Questions start to come rapid-fire within weeks of the leaves falling from the trees. What kinds of parties? Where? Who are we inviting? How much can we spend? Are there gifts? Can we decorate? Can we dress up? Can we bring our family? Do we get paid? Do we have to go? Will there be vegan food? Can we have alcohol? The list is endless.

I’m guessing these will all be pretty much the same questions you muddled through last year thinking you’d figure it all by this year. Surprise! It’s this year. Well, here’s your chance to get through this year a bit more smoothly with a little pre-planning. Before jumping with both feet into the ho-ho holiday pool, ask yourself these three questions:

  • What’s our organizational culture? If you don’t know, this is a great time to figure that out.
  • What types of events would be meaningful to employees? Holding a formal dinner party when your employees wear jeans to work every day could actually be an extra burden during an already stressful time of year because they now have to go out and buy new clothes.
  • How much do we have to spend? Know your budget before you start planning. There’s nothing worse than getting down a path only to realize you can’t afford.

Now it’s time to plan:

  • Get others involved in the planning. You don’t need everyone to agree, but buy-in helps. Establish a committee or small group of people to represent your employees with diverse opinions and ideas.
  • The more diversity you have in the group, the better the event.Think about those who may have some challenges around the holiday. Planning events that result in expenses can be a real burden to employees.
  • Start early! All the best venues get booked early. Depending on where you live, some book a
  • year in advance!

Lastly – get your “what if” scenario answers/plans ready in advance:

  • What if you have employee’s who don’t want to participate? Everything isn’t for everyone. It’s Okay.
  • What if your employee asks about getting paid to go to a work party? Well, if it’s during work hours, and they are expected to be there, yep, they get paid. If it’s after work and they are not required to come, you don’t need to pay them.
  • What if they want to, or actually do, bring kids, but you only invited the employee plus their significant other? This happens more than I’d like to admit. I’ve learned you must be specific in the invitation. If you aren’t inviting children, you must specifically say it. Otherwise, I’m afraid too many people don’t take the hint.
  • What if someone drinks too much? First thing, DO NOT LET THEM DRIVE. This may seem like a duh, but it can be hard when someone is upset and drunk, and you’re trying to take their keys. No matter how upset an employee gets, do not allow them to drive. You could be saving a life.

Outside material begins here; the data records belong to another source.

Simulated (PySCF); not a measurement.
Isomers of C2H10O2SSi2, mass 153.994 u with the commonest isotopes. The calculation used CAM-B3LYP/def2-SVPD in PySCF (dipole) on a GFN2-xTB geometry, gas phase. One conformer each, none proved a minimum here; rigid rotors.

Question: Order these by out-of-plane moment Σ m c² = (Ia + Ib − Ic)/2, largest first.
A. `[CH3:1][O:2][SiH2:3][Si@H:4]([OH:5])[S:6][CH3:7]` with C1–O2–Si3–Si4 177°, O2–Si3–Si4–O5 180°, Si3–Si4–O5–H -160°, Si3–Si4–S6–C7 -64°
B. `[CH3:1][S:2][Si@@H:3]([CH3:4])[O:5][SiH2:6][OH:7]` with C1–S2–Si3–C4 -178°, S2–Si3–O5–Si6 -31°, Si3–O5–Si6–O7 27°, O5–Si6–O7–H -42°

Presents are another topic during the holiday season that can turn the jolliest of us into a downright Scrooge.

Gifts can be a touchy topic so here are some things to think through. Think about receiving a gift at the holidays. If you’re like many you have a feeling a reciprocation. I have an entire closet filled with gifts that are there for the “just in case” situations when I wasn’t prepared for getting a gift and now feel I need/want to give one back. In our personal lives it’s one thing, at work it another thing

If you’re a small company you might start giving gifts because you only have a few employees. It’s fun and festive and affordable. Then the holiday comes where you can’t afford it anymore. Now it’s a take-a-way for those employees who loved this practice. All I’m saying here is think before you buy.

Decorations are fun and festive. They aren’t everyone’s cup of tea.

If decorating is part of your organizational culture, then let the streamers fly. Just be sure those that don’t participate aren’t criticized or treated any differently for not being part of this awesomeness. Some employees save their festivities for home only.

The holiday season at work can be wonderful if you spend a little time being proactive and approach it mindfully. Think about your employees and ways to make this time of year special, fun, and simple. Be careful not to add stress, expense, and pressure. Also please remember that the holiday season can be a very difficult time for employees who have had a recent tragedy, loss of a loved one, a deployed family member. Just because someone might not be acting holly jolly, doesn’t mean they aren’t part of the

Halloween is just around the corner, so put out the pumpkin spice spam (yep, that’s a thing), and have a wonderful holiday season.